As industrial society evolved, the nonprofit sector evolved with it. Some nonprofits were very altruistic and effective in solving problems affecting people, but others were so inefficient that they did not always produce meaningful outcomes for the communities they purportedly served.

Oftentimes, nonprofits experienced “mission creep”, as the donors upon whom they relied for survival, dictated the terms and scope of the work they could do. Despite these donors’ best intentions, they were often blinded by various biases, and were prone to projecting their own values. Unwittingly, they were reinforcing the very systems of inequity they sought to alleviate.

The Modern Philanthropic Landscape

Americans give approximately $450 billion per year (as of 2019), which accounts for roughly half of all global giving. With all that money, all that good will, one would think we’d be so much better at solving the problems we face.

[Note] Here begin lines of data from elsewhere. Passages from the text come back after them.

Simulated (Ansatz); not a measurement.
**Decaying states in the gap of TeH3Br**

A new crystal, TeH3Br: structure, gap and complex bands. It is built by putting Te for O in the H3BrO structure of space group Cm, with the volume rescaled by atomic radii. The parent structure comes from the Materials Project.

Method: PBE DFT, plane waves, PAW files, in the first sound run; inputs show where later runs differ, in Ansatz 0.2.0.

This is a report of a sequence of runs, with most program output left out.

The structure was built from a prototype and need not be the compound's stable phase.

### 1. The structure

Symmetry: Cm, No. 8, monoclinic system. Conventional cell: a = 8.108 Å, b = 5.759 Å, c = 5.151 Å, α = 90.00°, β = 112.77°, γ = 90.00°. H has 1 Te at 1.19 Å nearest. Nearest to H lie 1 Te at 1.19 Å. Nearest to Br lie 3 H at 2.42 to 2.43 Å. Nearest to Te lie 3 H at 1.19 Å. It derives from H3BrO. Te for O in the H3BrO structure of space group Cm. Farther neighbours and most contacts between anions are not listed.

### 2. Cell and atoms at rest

Unfortunately, the infrastructure for philanthropy has remained largely unchanged since the time of the Rockefellers and the Carnegies. The Charitable Industrial Complex continues to be an inefficient and inherently unequal machine, which does not dare solve for structural problems. Too often, philanthropy can serve as a means of donor guilt-washing or self-aggrandized tax minimization.

As any nonprofit worker will tell you, the NGO landscape is extremely difficult. Doing good work in and of itself is not good enough. NGOs have to sell. They have to advertise. The ones with the biggest brand cache, largest marketing budgets, and sophisticated fundraising capacity, get most of the funds. A majority of donations go to the biggest players most able to sell their story to funders. It is a vicious, self-perpetuating cycle: the status quo is reinforced, while crowding out new entrants and nonprofits run by people from less-privileged backgrounds.

All nonprofits struggle not only with restricted funds contingent on donor desires, but also the lack of a streamlined process for reporting. As a result, nonprofits become trapped in the torturous purgatory of “accountability”, attempting to meet multiple conflicting donor KPIs (key performance indicators).

Grassroots organizations are often the best knowledge bases on their specific community. They know how it functions, what its needs are, and they have key local relationships. This empowers them to effectively implement solutions to address real problems. However, they are forced to spend a disproportionate amount of time and resources fundraising, instead of focusing on urgent programmatic needs.

Paved with Good Intentions

In these times of great change, people desperately want to help, but the process of charitable giving is fraught with friction and difficulty. It just isn’t easy to identify the most-impactful, direct-response nonprofits. People struggle to determine what a “good” nonprofit is, and often, their good will gets channeled to prominent or trending nonprofits, while the smaller NGOs serving underprivileged communities are left under-resourced.

Crowdfunding has been hailed as a major innovation in philanthropy, but the current operational model is by definition reactive and piecemeal. While sites like GoFundme have indeed helped a lot of people, they focus on one-time financial alleviation and not on systems level change.

So, despite some innovation in technology, the charity landscape has not really evolved meaningfully for any of its stakeholders. Philanthropists, nonprofits, and individuals still operate on an outmoded way of giving and receiving funds.

We need to develop new ways to effectively and efficiently solve humanitarian issues at scale. It is time to channel our good will into transparent systems producing real outcomes.

Doing good better

People’s patience for good intentions that reap little benefit is wearing thin: we must accelerate the rate of change. We can do it. A new social contract is ridiculously attainable. To achieve it, we must transcend old tired tropes and limited paradigms of what is possible. Civilians, nonprofits, governments, and the private sector must come together to serve the common good. We must fully commit as a society to invest in communities- or risk existential peril.

Necessity is the mother of invention. The complexity of our global situation today requires us to build sophisticated tools. We can build a social good ecosystem that thrives alongside our economy. It is time we utilize our know-how, wealth, and technology to meaningfully address the systems of inequity that negatively affect us all. It is time we do better at doing good.